Rather than begin my HKIFF-ing with a world or, at least, international premiering movie (like was the case back in, say, 2019, 2018 and 2017), I opted this year to watch the feature film debut of this year's Filmmaker in Focus.  Stanley Kwan's Women had its original theatrical release back in 1985 and there is no doubt that parts of it can come across as dated-- not least that decade's clothing and hairstyles that really have not aged well at all!  There also are some scenes in which the actors and actresses are arranged in an overly-stagey manner that I could not imagine seeing in a later Stanley Kwan movie (e.g., 2019 HKIFF offering, First Night Nerves).    
 
At the same time though, for better or worse, the story of the main character in Women is one that I could still see playing out in Hong Kong today.  After eight years of marriage to the rakish Derek (Chow Yun-fat, looking so young and handsome), put upon Po-yee (Cora Miao) discovers that he's been having an affair with another woman (Cherie Chung) and demands a divorce from him.  Taking her young son Dang-dang (Leung Ho-leung) with her, she moves in with her mother (Lee Ngan).  
 
Readjusting to life as a unattached woman, she finds commiseration and camaraderie in the "forever happy single women’s club" led by her friend Lin-lin (Elaine Jin).  However, as Po-yee soon finds out, the spinster's club's name is a misnomer -- since the majority of its "members" don't seem that happy to be single and are on the hunt for partners.  And even while she's not actively looking, her friends try to find her a new man, only to see the most promising one fail after she bumps into Derek and his free spirit of a lover -- who turns out to be very much the opposite of her in character; something which frustrates and infuriates Po-yee all the more. 

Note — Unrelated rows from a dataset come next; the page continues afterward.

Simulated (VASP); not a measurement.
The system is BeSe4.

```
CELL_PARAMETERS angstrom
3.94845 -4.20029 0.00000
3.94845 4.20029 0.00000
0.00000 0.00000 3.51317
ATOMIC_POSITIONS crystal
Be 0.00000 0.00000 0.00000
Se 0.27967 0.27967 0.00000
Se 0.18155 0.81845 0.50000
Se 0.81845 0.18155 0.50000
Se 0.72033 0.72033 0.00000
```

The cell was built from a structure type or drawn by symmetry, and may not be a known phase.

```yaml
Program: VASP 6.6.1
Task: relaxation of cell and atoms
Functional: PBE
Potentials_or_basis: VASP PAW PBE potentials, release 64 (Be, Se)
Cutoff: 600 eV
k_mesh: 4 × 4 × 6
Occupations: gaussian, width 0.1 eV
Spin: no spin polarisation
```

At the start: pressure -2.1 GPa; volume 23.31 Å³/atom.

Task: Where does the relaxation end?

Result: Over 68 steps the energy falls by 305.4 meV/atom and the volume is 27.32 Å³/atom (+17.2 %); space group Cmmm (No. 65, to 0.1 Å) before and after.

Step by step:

At one level, the view presented in Women appears to be that a woman is happiest when partnered.  The implication also seems to be that, while men are expected to do the "chasing", women are expected to cater more to the men once they enter into a relationship.  But Stanley Kwan's treatment of the main relationships in the film appears more questioning than accepting of these norms.  In so doing, he made this late era Shaw Brother production into a more forward looking work than it appeared to be the case at first glance.
 
In a foreshadowing of what was to come later in his career, Kwan also infuses Women with a broader outlook by including characters who are homosexual and bi-sexual.  For added measure and spice, he also threw in a discussion that suggests that an older woman-younger man partnership might work better than the more conventional older man-younger woman pairing -- pretty revolutionary for 1980s Hong Kong, I'd imagine!      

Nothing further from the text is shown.